Search code examples
javajsonapache-sparkspark-streamingobjectmapper

Problem with transformation JavaRDD<Status> to JavaRDD<String>


I'm trying to save tweets from twitter to MongoDb database.

I have got RDD<Status> and i'm trying to convert this one to JSON format with help ObjectMapper.But there is some problem with this transformation(

public class Main {


    //set system credentials for access to twitter
    private static void setTwitterOAuth() {
        System.setProperty("twitter4j.oauth.consumerKey", TwitterCredentials.consumerKey);
        System.setProperty("twitter4j.oauth.consumerSecret", TwitterCredentials.consumerSecret);
        System.setProperty("twitter4j.oauth.accessToken", TwitterCredentials.accessToken);
        System.setProperty("twitter4j.oauth.accessTokenSecret", TwitterCredentials.accessTokenSecret);
    }


    public static void main(String [] args) {

        setTwitterOAuth();

        SparkConf conf = new SparkConf().setMaster("local[2]")
                                        .setAppName("SparkTwitter");
        JavaSparkContext sparkContext = new JavaSparkContext(conf);
        JavaStreamingContext jssc = new JavaStreamingContext(sparkContext, new Duration(1000));
        JavaReceiverInputDStream<Status> twitterStream = TwitterUtils.createStream(jssc);

        //Stream that contains just tweets in english
        JavaDStream<Status> enTweetsDStream=twitterStream.filter((status) -> "en".equalsIgnoreCase(status.getLang()));
        enTweetsDStream.persist(StorageLevel.MEMORY_AND_DISK());


        enTweetsDStream.print();
        jssc.start();
        jssc.awaitTermination();
    }

    static void saveRawTweetsToMondoDb(JavaRDD<Status> rdd,JavaSparkContext sparkContext) {
     try {
            ObjectMapper objectMapper = new ObjectMapper();
            SQLContext sqlContext = new SQLContext(sparkContext);
            JavaRDD<String> tweet =  rdd.map(status -> objectMapper.writeValueAsString(status));

            DataFrame dataFrame = sqlContext.read().json(tweet);

            Map<String, String> writeOverrides = new HashMap<>();
            writeOverrides.put("uri", "mongodb://127.0.0.1/forensicdb.LiveRawTweets");
            WriteConfig writeConfig = WriteConfig.create(sparkContext).withJavaOptions(writeOverrides);
            MongoSpark.write(dataFrame).option("collection", "LiveRawTweets").mode("append").save();

        } catch (Exception e) {
            System.out.println("Error saving to database");
        }
    }

JavaRDD<String> tweet =  rdd.map(status -> objectMapper.writeValueAsString(status));

here is a problem.Incompatible types required JavaRDD<String> but map was inferred to javaRDD<R>


Solution

  • Java type inference isn't always super smart unfortunately, so what I do in these cases is extracting all the bits of my lambda as variables until I find one that Java can't give an accurate type for. I then give the expression the type I think it should have and see why Java is complaining about it. Sometimes it will just be a limitation in the compiler and you'll have to explicitly "cast" the expression as the desired type, other times you'll find an issue with your code. In your case, the code ooks fine to me so there must be something else.

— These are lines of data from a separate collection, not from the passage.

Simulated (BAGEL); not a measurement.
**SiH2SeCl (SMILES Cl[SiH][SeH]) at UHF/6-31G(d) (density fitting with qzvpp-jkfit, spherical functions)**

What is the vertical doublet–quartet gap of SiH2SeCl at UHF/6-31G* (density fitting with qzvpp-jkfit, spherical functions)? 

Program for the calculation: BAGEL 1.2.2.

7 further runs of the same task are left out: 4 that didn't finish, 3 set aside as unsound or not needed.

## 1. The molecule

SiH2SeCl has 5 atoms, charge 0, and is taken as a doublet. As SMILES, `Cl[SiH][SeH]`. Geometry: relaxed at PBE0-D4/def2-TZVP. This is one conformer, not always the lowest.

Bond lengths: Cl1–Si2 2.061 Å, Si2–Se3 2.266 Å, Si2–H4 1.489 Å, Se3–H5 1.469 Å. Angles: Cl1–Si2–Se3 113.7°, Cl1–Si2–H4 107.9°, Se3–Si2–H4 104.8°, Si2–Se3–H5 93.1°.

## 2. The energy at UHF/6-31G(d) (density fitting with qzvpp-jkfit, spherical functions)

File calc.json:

    I have a comment however: here you are paying the cost of JSON serialization once (from Status to JSON string) and then deserialization (from JSON string to Row). Plus, you're not providing any schema to your Dataset so it will have to make two passes of the data (or a sample of it depending on your config) to infer the schema. All that can be quite expensive if the data is large. I would advise you to write a conversion from Status to Row directly if performance is a concern and if Status is relatively simple.

    Another "by the way": you are implicitly serializing your ObjectMapper, chances are you don't want to do that. It seems like the class does support Java serialization, but with special logic. Since the default config for Spark is to use Kryo (which has much better performance than Java serialization), I doubt it will do the right thing when using the default FieldSerializer. You have three options:

    • make the object mapper static to avoid serializing it
    • configure your Kryo registrator to serialize/deserialize objects of type ObjectMapper with Java serialization. That would work but not worth the effort.
    • use Java serialization everywhere instead of Kryo. Bad idea! It's slow and uses a lot of space (memory and disk depending on where the serialized objects will be written).